President Biden convened a virtual climate-change summit with other world leaders on Thursday and kicked things off with an ambitious pledge. Biden said the US would cut greenhouse gas emissions in half by 2030 when compared to 2005 levels. In a stark contrast to the views of predecessor Donald Trump, Biden called climate change the "existential crisis of our times," per the Washington Post.
- Just how ambitious is Biden's goal? Axios notes one estimate that the US is currently on track to reduce emissions by 12% before the end of the decade, meaning substantial new policies would have to be enacted to reach his target of 50% to 52%. The shift from fossil fuels to newer forms of energy would have to be greatly accelerated.
- The president can expect friction from Republicans in Congress over the new goal. GOP Sen. John Barrasso of Wyoming accused Biden of "unilaterally committing America to a drastic and damaging emissions pledge" that would damage the US economy, per the New York Times. However, Politico lays out how the Biden White House thinks it can achieve the goal even if Congress balks.
- Other world leaders were supportive. Germany's Angela Merkel said she was "delighted" to see the US taking a leadership role again in the climate fight, per the Post. Italian Prime Minister Mario Draghi called Biden's position a "complete change" in attitude compared to Trump's. Canada and Japan were among the nations to join the US in substantially ramping up their goals on emissions.
- China's Xi Jinping also spoke, and while he didn't increase his nation's goals, he restated China's pledge to max out on emissions by 2030 and achieve carbon neutrality by 2060. "To protect the environment is to protect productivity, and to boost the environment is to boost productivity. It's as simple as that," Xi said, per the AP. Russia's Vladimir Putin similarly restated his country's promise to slash emissions by 2050, and he said the climate fight "should certainly unite the efforts of the international community as a whole." Neither leader mentioned ongoing diplomatic friction with the US.

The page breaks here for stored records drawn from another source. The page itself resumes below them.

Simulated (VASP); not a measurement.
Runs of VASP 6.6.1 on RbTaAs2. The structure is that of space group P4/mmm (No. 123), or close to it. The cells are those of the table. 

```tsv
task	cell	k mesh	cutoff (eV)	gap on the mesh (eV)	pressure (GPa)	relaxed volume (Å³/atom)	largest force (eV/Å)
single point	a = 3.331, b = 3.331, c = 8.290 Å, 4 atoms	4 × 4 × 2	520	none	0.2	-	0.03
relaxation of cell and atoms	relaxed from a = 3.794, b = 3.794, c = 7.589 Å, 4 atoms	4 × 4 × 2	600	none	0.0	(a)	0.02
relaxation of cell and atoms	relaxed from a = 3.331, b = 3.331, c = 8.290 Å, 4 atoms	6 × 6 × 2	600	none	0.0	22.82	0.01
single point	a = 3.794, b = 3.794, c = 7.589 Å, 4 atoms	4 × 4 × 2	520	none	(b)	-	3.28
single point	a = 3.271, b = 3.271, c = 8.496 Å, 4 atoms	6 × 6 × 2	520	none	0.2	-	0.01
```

- While China's Xi was diplomatic, a government spokesman was more critical of the US return to the fold on climate issues, particularly the Paris Agreement. "Its return is by no means a glorious comeback but rather the student playing truant getting back to class," said Zhao Lijian, per USA Today. Biden, he added, still must provide details on how he plans "to make up for the lost four years."
- While Biden can expect opposition from Republicans who think he's moving too far left on climate policies, a separate story in USA Today notes that liberals and progressives don't think he's being aggressive enough. "The urgency of this crisis demands action," said Democratic Rep. Jared Huffman of California, one of the co-sponsors of the Green New Deal. "Winning slowly is the same thing as losing."